If the prompt captures 90% of the intent, the agent builds 90% of the feature and fills the rest with probabilistic, yet plausible guesses. Then the agent writes tests for what it has built, including these probabilistic, yet plausible guesses. There is no person to rationalize. You can ask the agent, obviously, but you will just get a confident explanation for whatever it ended up producing.

It’s not so much that agents write buggy code. Most of what they produce runs and passes tests. The real issue is that “correct” and “what was agreed upon” split apart as soon as intent gets turned into a prompt. And since generation now outpaces review by an order of magnitude, no human has the time to read everything closely enough and actually notice these issues.

You need a mechanism that compares the implementation against the agreement itself. But this only works if the agreement exists as an explicit artifact, and that’s the core idea behind spec-driven development.

What 65 Criteria in 6 Minutes Looks Like

The engineering team at Aviator ran this test end-to-end. Engineers wrote and reviewed a detailed spec before implementation, and a human approved it. An agent then built the feature, roughly 6,000 lines, none written by hand. A second agent verified the output against the spec’s 65 acceptance criteria. The verification took 6 minutes: 60 criteria passed, 4 failed, 1 partial.

The failures were the places where the implementation did something reasonable that was not what the team had actually agreed on. Without that spec as a reference, those criteria would have shipped wrong, only to be discovered later by an unlucky user.

A human doing the same check would have taken hours. They would probably have done it only once, and their attention would start to drift by criterion 40. The agent, on the other hand, can redo it on every revision.

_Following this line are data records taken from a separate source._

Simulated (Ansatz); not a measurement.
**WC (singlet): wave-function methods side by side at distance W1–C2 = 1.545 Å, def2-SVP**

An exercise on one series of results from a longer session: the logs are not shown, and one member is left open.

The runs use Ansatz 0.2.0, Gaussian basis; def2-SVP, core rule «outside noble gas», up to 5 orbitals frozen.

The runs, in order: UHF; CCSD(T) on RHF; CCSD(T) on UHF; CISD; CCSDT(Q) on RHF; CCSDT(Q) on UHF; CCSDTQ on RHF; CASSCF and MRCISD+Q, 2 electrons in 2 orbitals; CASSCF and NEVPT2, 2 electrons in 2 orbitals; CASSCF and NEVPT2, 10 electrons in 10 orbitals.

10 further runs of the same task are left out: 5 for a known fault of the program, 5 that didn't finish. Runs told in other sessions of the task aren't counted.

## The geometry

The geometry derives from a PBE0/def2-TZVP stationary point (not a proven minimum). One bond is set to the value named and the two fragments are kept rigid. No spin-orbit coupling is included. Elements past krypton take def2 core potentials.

Verification has just gone from something that’s almost unaffordable to something you can run on every push.

Where Testing Fits

None of this makes testing optional. It still catches what verification never will: regressions, broken edge cases, performance cliffs. The point is that testing answers a narrower question, and verification is right above it.

	Testing	Verification
Question	Does the code behave correctly?	Does the code match what was agreed upon?
Reference point	The code’s own expected behavior	A human-approved spec
What it catches	Bugs and regressions	Intent mismatches and scope drift
Blind spot	Working code that builds the wrong thing	Right thing that’s been built poorly
Written by	Often the same agent that wrote the code	Derived from the approved spec

Each layer covers what the other can’t. That’s the Swiss cheese model from Ankit’s Latent Space piece: trust comes from stacking layers with different gaps so that holes don’t overlap.

But in practice, most teams are shipping with one slice while treating it like two.

What Changes in the Pipeline

Most CI/CD pipelines encode a simple assumption: tests pass, code is ready. Every gate checks behavior, but nothing checks agreement, because this used to be verified by humans. The problem is that the loop now has fewer humans and far more code. (AI-generated code, to be precise).

Verification becomes its own gate, with the spec as the reference:

From spec approval to agent implementation

Two things change:

1. A spec exists before implementation.

The spec does not need to be heavyweight. A structured product requirements document (PRD) with acceptance criteria works.
Reusable workflow templates mean you’re not writing stuff from scratch each time.
The main role humans have is approving the spec.

2. Verification runs as a distinct pass/fail signal.

Aviator Verify does this with two verification layers:
- User criteria: Submitted via MCP, generated by the agent from the spec, or written by hand
- Invariant criteria: From the team’s invariant catalog
A failed verification means the code has deviated from the agreement. You don’t debug it immediately. First, you decide whether the code or the spec is wrong.

What Comes Next

A workflow built for AI-heavy volume requires clear ownership every step of the way. Humans own the spec: they co-author it and approve it. Tests own behavior, as they always have. Verification owns agreement (checking implementation against acceptance criteria on every revision).

Basically, human review shrinks to spec approval upstream. No one is expected to read 6,000 lines of agent-generated output anymore. Aviator Verify is built for that missing layer: deterministic checks of AI-generated code against your anti-AI slop registry and human-approved acceptance criteria. On every revision, with an audit trail.

If your pipeline can answer, “Does it run?” but not, “Is it what we agreed upon?”, sign up for early access.

Frequently Asked Questions (FAQ)

Does verification equal more testing?

No. The reference point differs. Tests check code against expected behavior; verification checks it against an independent spec.

Can better tests catch intent mismatches?

Not when the same misunderstanding has produced both the code and the tests.

Does writing specs slow everything down?

A structured product requirements document (PRD) with acceptance criteria is enough, and agents can draft it. One approval replaces hours of line-by-line diff reading.

Where does human code review go?

Upstream and on demand. Humans approve the spec before implementation and resolve verification failures after.